Wednesday, November 16, 2011

CHANGING THE FUTURE

Laying in bed this morning at five o'clock, I was hoping to go back to sleep.  I turned on NPR as I always do and waited to be lulled to sleep.  Instead I heard a sentence that woke me up completely.  To paraphrase the speaker, what I heard went something like this, "We cannot change the past no matter how desperately we may want to, but we can do something about the future."  Now I know that is not a new thought but for some reason it exploded in my brain like one of those crazy Angry Birds.

How many of us let our pasts determine our futures?  We spend our lives trying to undo the past, or we try to forget the past by drowning in alcohol or blurring our memories with drugs.  Some of us become so mired in our pasts that we spend the rest of our lives just wallowing in misery.  But some, a lucky few, determine to struggle against their history and make a brighter future for themselves.

Right now I can think of two examples that are in the public spotlight but I am sure there are many more who struggling in private.  Congresswoman Gifford is one example of a person who seems determined not to let the horrific circumstances of fate rule the rest of her life.  Another person who has overcome tremendous odds is J R Martinez the soldier who was burned so terribly in a Humvee explosion.  He has endured pain that we cannot even begin to imagine and still bears horrible scars to his face that would cause some people to refuse to face the world.  Instead he is showing the world a spirit of resilience that shines through so brightly, we barely notice his appearance.

Those are a couple of physical accidents that have changed the course of two people's lives.  But the past affecting the future may be any number of things.  Right now our country is facing a crisis of faith.  We have lost our resilience.  We no longer believe in our government.  I heard that the latest pole shows that 91 percent of Americans disapprove of Congress.  Eleven percent of us want the country to become Communist.  

Our presidential election campaign is a joke.  And if we think so, how do you  think we are being perceived in other countries?  Are we going to let our country continue on this path?  Where are the great leaders of this century?  And it is not just our presidential candidates, it seems in every area of politics it is one scandal after another.  Here in Illinois our recent governors have all gone to prison for one thing or another.  Does that mean we should just shrug our shoulders and say, "That's politics?"  Do we let our past determine our future?  Or do we stand up and say this is not going to continue?  We have to take control of our own destiny.  We cannot change the past but we can and will change the future.  

We have to start by changing the moral decay of our country.  We have to go back to the standards that made our country so invincible and so admired.  I am not advocating Puritanism or right wing conservatism.  I am saying as individuals we need to stand up for our principles.  Look at Penn State!  That is what happens when we stick our heads in the sand and refuse to acknowledge what is wrong because we don't want to upset the status quo.  

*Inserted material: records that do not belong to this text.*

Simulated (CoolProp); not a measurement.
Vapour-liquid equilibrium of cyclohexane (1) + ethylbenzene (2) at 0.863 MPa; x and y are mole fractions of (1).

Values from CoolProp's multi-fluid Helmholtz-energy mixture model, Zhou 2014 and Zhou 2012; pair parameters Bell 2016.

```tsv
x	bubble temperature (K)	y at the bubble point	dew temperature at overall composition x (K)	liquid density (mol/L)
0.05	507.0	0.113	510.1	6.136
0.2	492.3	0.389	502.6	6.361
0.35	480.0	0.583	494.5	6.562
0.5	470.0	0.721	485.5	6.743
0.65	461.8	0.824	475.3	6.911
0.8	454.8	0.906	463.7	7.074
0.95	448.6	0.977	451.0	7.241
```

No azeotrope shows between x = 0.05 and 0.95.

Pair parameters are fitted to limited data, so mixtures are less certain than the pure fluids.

Our country was founded by individuals who did not like their pasts and were willing to take chances to change their futures.  I do not like our recent history, do you?  Are you willing to have a voice in changing the future?  As individuals, we just need to strengthen our convictions of what is right and wrong.  We need to stand up for the weak and defenseless.  We need to look beyond our own little worlds and see what we can do help our children, our schools, our government and ourselves to grow stronger moral fibres.  We need to pull ourselves out of the slump of our recent past, stop drowning in regret and do something to make a future that will make us  proud invincible Americans again.